Saudi Arabia has announced that police will begin arresting citizens who speak out against Israel on Social Media.

According to reports, the Saudi regime is clamping down on people who post anti-Israeli content online following the Israel-Hamas war. reports: Detaining people for online comments — even those more than 10 years old — and restrictions on free speech and political expression are the norm in Saudi Arabia. Yet the recent spate of arrests are motivated by security concerns specifically linked to the deadly Oct. 7 invasion of Israel by Hamas and its aftermath, according to Riyadh-based diplomats and human rights groups.

Israel’s retaliatory bombardment of Gaza has killed more than 34,000 Palestinians, according to authorities in the Hamas-run enclave, and left many more in urgent need of food and health care. That’s triggered a popular anti-Israel backlash across the Arab world and in Western countries including the US, where violent clashes have taken place on university campuses. Hundreds of demonstrators were arrested in the US on Wednesday.

Saudi Arabia and regional allies like Egypt and Jordan have been alarmed by the trend, fearing that Iran and Islamist groups could exploit the conflict to incite a wave of uprisings, said some of the people, who asked not to be identified due the delicate nature of the matter. Memories of the Arab Spring more than a decade ago remain fresh among regional rulers, who are desperate to avoid a repeat.
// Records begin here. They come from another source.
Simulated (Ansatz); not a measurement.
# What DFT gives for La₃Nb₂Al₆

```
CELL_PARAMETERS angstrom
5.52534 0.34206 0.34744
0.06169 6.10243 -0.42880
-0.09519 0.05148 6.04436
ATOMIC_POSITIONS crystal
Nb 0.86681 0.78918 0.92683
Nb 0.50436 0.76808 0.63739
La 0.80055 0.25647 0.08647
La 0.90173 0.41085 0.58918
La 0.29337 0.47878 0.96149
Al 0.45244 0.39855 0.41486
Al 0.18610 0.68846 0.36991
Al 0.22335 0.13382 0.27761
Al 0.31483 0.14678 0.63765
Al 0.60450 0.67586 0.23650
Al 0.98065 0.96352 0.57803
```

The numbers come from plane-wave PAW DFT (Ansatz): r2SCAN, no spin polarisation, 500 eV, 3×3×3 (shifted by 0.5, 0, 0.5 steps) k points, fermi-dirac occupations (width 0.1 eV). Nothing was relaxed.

Recent Saudi detentions have included an executive with a company involved in the kingdom’s Vision 2030 economic transformation plan — a cornerstone of Crown Prince Mohammed bin Salman’s agenda — according to people inside and outside Saudi Arabia with knowledge of the matter. The detainee expressed views on the Gaza conflict deemed by authorities to be incendiary, they said.

A media figure who said Israel should never be forgiven has also been arrested, the people said, as has an individual calling for the boycott of American fast food restaurants in the kingdom. The people shared information on condition that neither they nor those arrested be identified.

The Saudi Ministry of Interior and the government’s Human Rights Commission did not respond to requests for comment.

A person familiar with the Saudi government’s thinking acknowledged the arrests and attributed them to what he called a high level of alertness post-Oct. 7 and a desire by authorities to deter people from making online statements about the war that might impact national security.

Saudi opposition figures and activists are on Thursday in the US holding their largest conference since the murder of Washington Post columnist Jamal Khashoggi, a royal-court-insider turned critic, by Saudi agents in 2018. They are expected to unveil what they call “the people’s vision” for the kingdom which priortizes free speech and release of all political prisoners.

Hard Line

The Saudi arrests for Gaza-related posts indicate Prince Mohammed’s regime will take a hard line against citizens not toeing the line when it comes to normalizing ties with Israel — a topic the kingdom was working on with the US before the events of Oct. 7 muddied the waters. Riyadh and Washington resumed their talks on a defense pact and US cooperation in launching a civilian nuclear program earlier this year, and, with an agreement close, Israel will be invited to join a three-way pact or risk being left behind.

Since Oct 7, Saudi Arabia has harshly criticized Israel for its war in Gaza and demanded an immediate cease-fire, while indicating it remains open to warmer relations if Prime Minister Benjamin Netanyahu withdraws troops and commits to the establishment of a Palestinian state. The latter outcome remains a distant prospect, however, especially while Netanyahu’s far-right coalition remains in power.

A clampdown on pro-Palestinian sentiment on social media may be a sign Riyadh is serious about normalization with Israel, said Jane Kinninmont, a Gulf expert who is policy and impact director at the European Leadership Network.

“If they want to change their policy and go and visit Israel and have Israelis come to Riyadh, when the war looks different, then they do not want there to be a kind of established pro-Palestinian movement that would be protesting at that sort of thing,” she said.

Broader Arrests

There are no precise figures on the number of people Saudi Arabia has arrested since Oct. 7.

One Saudi man, who regularly visits a family member held for a pre-war online post in a prison south of Riyadh, said his relative has told him of a significant increase in prisoners at the maximum-security facility over the past six months. This was corroborated by several diplomats in the Saudi capital and human-rights organizations, who said they have been tracking a spike in social media-related arrests since Oct. 7.

However, they said the reasons included comments about other Saudi issues such as the cost of living, or anything critical of the kingdom or its leadership.

Manahel Al-Otaibi, a Saudi fitness instructor and women’s rights activist, was sentenced in January to 11 years in prison and accused of “terrorist offenses” for social-media posts demanding more freedoms for women and videos showing herself in public spaces without the traditional abaya cloak, said Amnesty International and Saudi rights group ALQST.

“People are very upset about what’s happening in Palestine and expect a strong response from their country but they don’t see it,” said Yahya Assiri, a London-based Saudi opposition leader who founded a group that tracks human-rights violations in the kingdom. Anger over the war in Gaza is often linked to discontent over other government policies, particularly on the economic front, said Assiri, who was granted political asylum by the UK in 2017.

“These linkages are very worrisome for them but their fears are exaggerated,” he said, referring to Saudi security services.